There isn't a players-only meeting in the world that can accomplish what a good old-fashioned, club-record, come-from-behind victory can.
Forget about the fact the Nationals gathered after Wednesday's loss to the Red Sox to air their grievances and vow to start playing better. That mattered not a whit if they didn't follow it up by beating the Marlins tonight.
And boy did they beat the Marlins. Despite spotting them a nine-run lead after 3 1/2 innings.
With their season seemingly teetering on the brink of disaster, the Nationals pulled off the largest comeback in club history. Down 9-0 in the fourth, they scored 14 unanswered runs by the seventh, then hung on for the wildest 14-12 victory anyone had ever seen in these parts.
Heroes came in all shapes and sizes to make this thing possible, but no one stood taller by night's end than Trea Turner, who had three of the biggest hits in the rally, two of them homers, one of them the grand slam that gave the Nats the lead in the bottom of the seventh.
There were plenty of other clutch hits along the way, as well, yet remarkably the Nationals scored 14 runs without benefit of a single hit from Bryce Harper, Anthony Rendon or Daniel Murphy.
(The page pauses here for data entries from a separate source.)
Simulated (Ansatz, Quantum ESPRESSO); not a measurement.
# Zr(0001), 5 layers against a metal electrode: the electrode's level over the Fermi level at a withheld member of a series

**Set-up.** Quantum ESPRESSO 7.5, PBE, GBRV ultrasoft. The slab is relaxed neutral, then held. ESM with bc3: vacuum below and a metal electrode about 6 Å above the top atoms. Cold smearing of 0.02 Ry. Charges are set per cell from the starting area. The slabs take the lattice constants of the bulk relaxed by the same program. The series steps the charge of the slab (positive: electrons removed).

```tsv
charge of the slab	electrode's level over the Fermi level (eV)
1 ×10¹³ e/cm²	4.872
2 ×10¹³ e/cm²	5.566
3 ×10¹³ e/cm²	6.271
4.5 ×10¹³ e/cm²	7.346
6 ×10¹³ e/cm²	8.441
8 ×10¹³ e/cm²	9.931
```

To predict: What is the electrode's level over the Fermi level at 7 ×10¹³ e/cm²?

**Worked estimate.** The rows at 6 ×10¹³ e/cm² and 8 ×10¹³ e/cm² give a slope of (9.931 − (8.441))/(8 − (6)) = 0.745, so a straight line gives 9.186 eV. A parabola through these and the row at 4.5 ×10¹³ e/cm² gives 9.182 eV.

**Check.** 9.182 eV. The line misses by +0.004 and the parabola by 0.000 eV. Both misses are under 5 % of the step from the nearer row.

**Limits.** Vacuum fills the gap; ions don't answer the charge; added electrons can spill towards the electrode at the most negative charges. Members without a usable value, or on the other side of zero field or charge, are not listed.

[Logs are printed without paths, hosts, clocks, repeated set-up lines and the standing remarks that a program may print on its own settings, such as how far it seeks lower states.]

The bullpen came through with flying colors as well after Jeremy Hellickson's disastrous start. Six relievers combined to pitch the final five innings, first keeping the game within reach and then holding the precious lead late to ensure this wouldn't all be for naught.
And when Sean Doolittle struck out Derek Dietrich to wrap it up, a crowd of 24,314 that was booing the home team a couple hours earlier was celebrating with glee as the Nats improved to 43-43.
The depths of despair came shortly after 8 p.m., at which point the Nationals trailed 9-0 and Hellickson (who came into the night feeling ill and not even sure how long he'd be able to pitch) having been rocked over the course of four innings and left on the mound to keep taking the brunt of the punishment despite the presence of Jefry Rodriguez (promoted from Triple-A Syracuse earlier in the day just for this kind of scenario) in the bullpen.
The details of Hellickson's disastrous start aren't worth reliving. Suffice it to say, he had just become the poster child of a season on the brink of collapse, with his rookie manager also getting lambasted on social media for letting him pitch long enough to give up nine runs in the first place.
And yet in spite of all that, a flicker of hope emerged when Turner led off the bottom of the fourth with a home run to right-center. All it did was "trim" the deficit from 9-0 to 9-1, but it did more than that. It revealed that there was indeed a spark of energy in the dugout, that this team wasn't going to roll over and give up on this night as some may have assumed from afar.
And when Rodriguez pitched a 1-2-3 top of the fifth to stop the bleeding and bring his teammates back up to the plate, momentum in this game had officially flipped.
That much really became clear when the Nationals scored four runs in the bottom of the fifth, getting a bases-loaded walk from Adam Eaton, a run-scoring fielder's choice by Turner and a two-run double from Juan Soto.
Then came the definitive inning of the season to date, the bottom of the sixth. The crowd at this point had become re-energized. It wound up on the verge of a full-blown explosion after the home team scored five more runs to take the lead.
Four of those runs, of course, came via Turner's grand slam into the left field bullpen, the blast that made it 10-9 and left Turner screaming as he rounded the bases and teammates roaring in the dugout.
And they still weren't done. The Nationals tacked on four insurance runs in the bottom of the seventh, two of those coming on Turner's two-out single to left. That gave him eight RBIs, making him only the sixth leadoff hitter in history to do that. And they all came in the span of four innings.
So, if you've lost track, that was 14 unanswered runs scored by the Nationals. After the Marlins had scored nine unanswered runs to begin the game. And those extra runs proved vital after the events of the top of the eighth.
Though he had Kelvin Herrera warming as the bottom of the seventh played out, Davey Martinez pulled his elite setup man back and instead warmed up (and brought it) Justin Miller once the lead was extended to five runs. Except Miller lasted only two batters before Martinez turned to Herrera anyway. And then Herrera served up a three-run homer on his second pitch to Brian Anderson, and now this was a 14-12 game, with six outs still necessary to complete the largest comeback in club history.